Doug Becker, CEO of Laureate Education, has predicted far more private-public partnerships in the future as higher education provision becomes more competitive. He also said his company focused on opening up access to education rather than the political context of a partner country.
December 18 2014
3 Min Read

Doug Becker, CEO of Laureate Education, told delegates at a public-private partnership event in London this month that his company’s mission was to increase access and focused on the “transformational impact” of education.

Ethical issues around transnational delivery of education in a public-private partnership (PPP) – such as academic censorship or gender segregation of classes – was a debate that “someone else can take on, but not us” he said.

“It’s not that we don’t pay attention to the debate, but we consider what is the greater good that we can create [in terms of access to education],” he added, underlining that when the company partners in another country, “This is their environment”.

Becker impressed the audience of senior HE figures and many established pathway operators, for example, when relaying Laureate’s success in delivery of global education opportunities.

Laureate has been the largest recipient of Saudi Arabia’s Colleges of Excellence funding programme, operating four of the first 10 colleges opened. “And in terms of academic results, we are 1-4 in terms of academic outcomes,” Becker added.

Overall, Laureate Education teaches, online and offline, 950,000 undergraduate and graduate students in 29 countries with a turnover of US$5 billion. It operates as a TNE partner or its own stand-alone fully owned operation, via the Laureate International Universities brand.

Becker cited examples of Laureate working with a public sector partner, such as enabling Monash University to open a campus in South Africa.

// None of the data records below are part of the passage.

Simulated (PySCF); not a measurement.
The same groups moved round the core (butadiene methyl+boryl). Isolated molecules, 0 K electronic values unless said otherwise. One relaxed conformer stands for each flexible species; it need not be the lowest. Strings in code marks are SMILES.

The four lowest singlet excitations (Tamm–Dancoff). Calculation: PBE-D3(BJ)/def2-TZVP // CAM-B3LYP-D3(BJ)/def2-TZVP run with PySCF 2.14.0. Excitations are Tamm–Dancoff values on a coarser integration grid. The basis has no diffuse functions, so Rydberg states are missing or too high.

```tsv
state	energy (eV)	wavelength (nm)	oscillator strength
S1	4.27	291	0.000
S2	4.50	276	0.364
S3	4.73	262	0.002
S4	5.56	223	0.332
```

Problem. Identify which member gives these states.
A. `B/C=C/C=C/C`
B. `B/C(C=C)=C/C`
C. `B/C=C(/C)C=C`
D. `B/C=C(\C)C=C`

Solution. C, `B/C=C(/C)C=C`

“In many cases, public institutions have a high degree of institutional autonomy and are really ‘private’ in many aspects of getting things done”

Looking toward the future, Becker predicted far greater PPPs as education provision becomes more competitive. Up to a third of revenue in the US HE system could disappear, he suggested, because of loan sourcing and other factors.

“A lot of institutions will not be able to survive,” he warned.

Becker said the three factors linked to Laureate’s success were a combination of achieving local assimilation and leading quality attainment relevant to that market; a commitment to being accountable for student outcomes; and having a deep connection with employers.

And, he noted, the company understood how to work with university partners, whose “brand, reputation and accreditation/regulation are core to their survival”.

Summing up an observation commonly voiced during the event, The Future of Public-Private Partnerships in Higher Education, Becker said increasingly there is a blurring of public and private remits.

“In many cases, public institutions have a high degree of institutional autonomy and are really ‘private’ in many aspects of getting things done,” he said.

Other discussions during the OBHE-organised event focused on different elements of PPPs including working together toward a social good. Professor Pamela Gillies of Glasgow Caledonian University described the complete cultural shift at a university that had student mobility rates of only 1% when GCU first partnered with INTO in Scotland.

The private sector will have to plug the gap as global demand for access to tertiary education inclines

Now with other campuses in London and New York, students and staff are far more globally engaged, explained Gillies, and she related that with Chancellor Muhammad Yunus at the helm, the university has been able to develop projects overseas including in Bangladesh, where the Grameen Caledonian College of Nursing was established.

Karan Khemka from consultancy firm The Parthenon Group advised that the private sector will have to plug the gap as global demand for access to tertiary education inclines.

Meanwhile, Roger King, a member of the Higher Education Commission and visiting professor at the University of Bath, raised interesting questions about further development of PPPs.

He asked about financing of student loans (no consumer credit link), the financing of expansion plans for universities that had a charitable status (did it offer enough scope) and risk-based accreditation (the right approach?).

King also said that the digital revolution presented a huge opportunity for PPPs to work together in this “new emerging disruptive technology”, noting that online learning systems and the analytics should not “become hidden by commercial and proprietorial pay walls”.